Anderson's conviction possessed him till the end

July 30, 1996|By MICHAEL OLESKER

When you looked into Dale Anderson's eyes, his obsessions glared back: the time he'd spent behind prison bars, the jailbird's insistence he'd never done anything wrong, the old politician's earnest promise that every act he'd committed as Baltimore County executive was strictly "for the people."

Others in that crowded 1970s era of political corruption licked their wounds and admitted their guilt and got on with their lives. There was Joe Alton, the Anne Arundel County executive who pleaded guilty to taking money and then went off to Allenwood federal prison in Pennsylvania without a public murmur of malice. When he came out after several months, he described the experience as "interesting and educational."

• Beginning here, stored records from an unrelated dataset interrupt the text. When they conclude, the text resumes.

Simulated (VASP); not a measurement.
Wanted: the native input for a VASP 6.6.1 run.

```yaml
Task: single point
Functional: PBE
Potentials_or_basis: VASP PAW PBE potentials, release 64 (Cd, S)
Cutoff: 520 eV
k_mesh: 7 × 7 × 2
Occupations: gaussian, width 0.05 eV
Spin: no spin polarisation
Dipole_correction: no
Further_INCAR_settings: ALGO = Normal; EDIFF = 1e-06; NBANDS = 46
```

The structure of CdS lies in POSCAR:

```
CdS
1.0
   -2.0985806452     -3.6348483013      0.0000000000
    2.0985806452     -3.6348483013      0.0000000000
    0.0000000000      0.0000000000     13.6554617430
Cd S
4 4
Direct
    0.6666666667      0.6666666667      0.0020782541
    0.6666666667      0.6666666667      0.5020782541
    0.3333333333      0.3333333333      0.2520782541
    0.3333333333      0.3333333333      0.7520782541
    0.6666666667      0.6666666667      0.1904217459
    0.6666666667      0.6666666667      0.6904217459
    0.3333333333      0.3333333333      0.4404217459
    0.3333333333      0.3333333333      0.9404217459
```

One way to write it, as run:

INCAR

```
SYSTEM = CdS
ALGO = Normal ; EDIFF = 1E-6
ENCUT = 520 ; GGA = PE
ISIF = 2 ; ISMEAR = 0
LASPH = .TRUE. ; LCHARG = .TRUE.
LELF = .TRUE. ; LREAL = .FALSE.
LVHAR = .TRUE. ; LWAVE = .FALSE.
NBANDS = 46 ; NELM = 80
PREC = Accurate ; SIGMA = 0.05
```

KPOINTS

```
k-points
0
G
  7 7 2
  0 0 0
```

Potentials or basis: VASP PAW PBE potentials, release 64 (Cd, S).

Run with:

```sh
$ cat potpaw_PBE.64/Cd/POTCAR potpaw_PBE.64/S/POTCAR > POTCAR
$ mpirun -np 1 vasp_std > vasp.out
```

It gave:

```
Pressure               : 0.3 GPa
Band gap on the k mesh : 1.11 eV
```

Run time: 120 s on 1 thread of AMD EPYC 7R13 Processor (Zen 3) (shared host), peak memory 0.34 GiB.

By then, Anderson had followed Alton into Allenwood. When he saw Alton's description of the joint, he fired off a note from prison. "Dear Joe," it said. "You were in the wrong institution all along."

He never quit insisting he'd done nothing wrong, until the time of his fatal heart attack last weekend, at 79, at his home on Kent Island.

He was the man who might have been king of Maryland politics, until that afternoon of March 20, 1974, at the old federal courthouse on Calvert Street, where a jury exhausted by 11 weeks of complex, tedious testimony took just six hours to find him guilty of 32 counts of extorting kickbacks, of tax evasion, of conspiracy. Anderson marched out of court declaring innocence and vowing he'd be vindicated on appeal. But his limitless political future dried up in that instant, and his rage seemed barely contained.

In a dim hallway outside court moments after his conviction, Anderson and his family waited for an elevator as reporters closed around him. But all elevators were stalled at other floors. Questions were shouted at him, rapid-fire and loud enough to echo down the long corridors, and Anderson stood there in his fury and his humiliation, and waited and waited, and must have felt like a man trapped in hell.

Finally, on the elevator, there was a moment's privacy -- almost. Anderson leaned against one wall, and his family crowded in, and so did I, trying to look like a citizen. Eyes blazing, Anderson tried unsuccessfully to compose himself.

"I'm gonna be all right," he kept saying. "I'm gonna be all right," attempting to convince himself as much as any of the others. Then, when the elevator doors opened and he walked outside where more reporters and TV cameras waited, the venom flowed.

"I'm not guilty," he insisted, "and I'm not gonna let these bastards destroy me. I'm gonna beat them back to their goddamned socks."

He never did let the conviction destroy him, but it surely accompanied him through many raw nights. He spent 13 months behind bars, and emerged trying to hustle a manuscript claiming he'd been framed, blaming political enemies, blaming a runaway prosecutor's office, blaming a jury that never understood the charges. Nobody would touch the manuscript. It reeked of libel and innuendo and bile.

For the last 22 years of his life, he never stopped claiming his innocence, and he was tough enough, and fiery enough, that few would openly challenge his perceptions. How tough was he? When Anderson and his family walked away from the courthouse on the day of his conviction, heading north up Calvert Street, and reporters started to follow him, he turned and roared, "Now, stay away from us, dammit." And everybody froze in their tracks.

He would hate being remembered for this singular episode in his life. He was a working-class conservative who presided over an era of big growth in his county, who controlled thousands of patronage jobs, and who saw suburbia as the golden future -- for some people.

In those early '70s, white people were fleeing the city, and blacks found themselves not exactly welcome to join them in Baltimore County. Sometimes the language was coded: low-income housing, for example. Anderson wouldn't hear of it on his turf. It's a quarter-century later, and we still hear the echoes of such racial edginess.

Fourteen years ago, he ran for the House of Delegates without apologies. A softer man might never have attempted such a run. Anderson's platform boiled down to five words: "I was not a crook."

As the campaign shifted into gear, he sat in his ranch-style home off Belair Road one afternoon and declared, "The people of Baltimore County know I got the shaft. I know in my heart I'm not guilty. I'm the only man on earth who knows absolutely he's not guilty. These prosecutors gave immunity to 15 felons. They gave guarantees of no conviction to two others. They gave...."

His voice droned on. It was nearly a decade after his conviction, but the fires still burned. Maybe people did understand; they elected him to one term in the legislature, but not a second.

But he was a powerful man in his day, who could easily have become governor, or U.S. senator, or who knows what else? He wondered about it more than anyone. It was his obsession, and it gripped him until the end.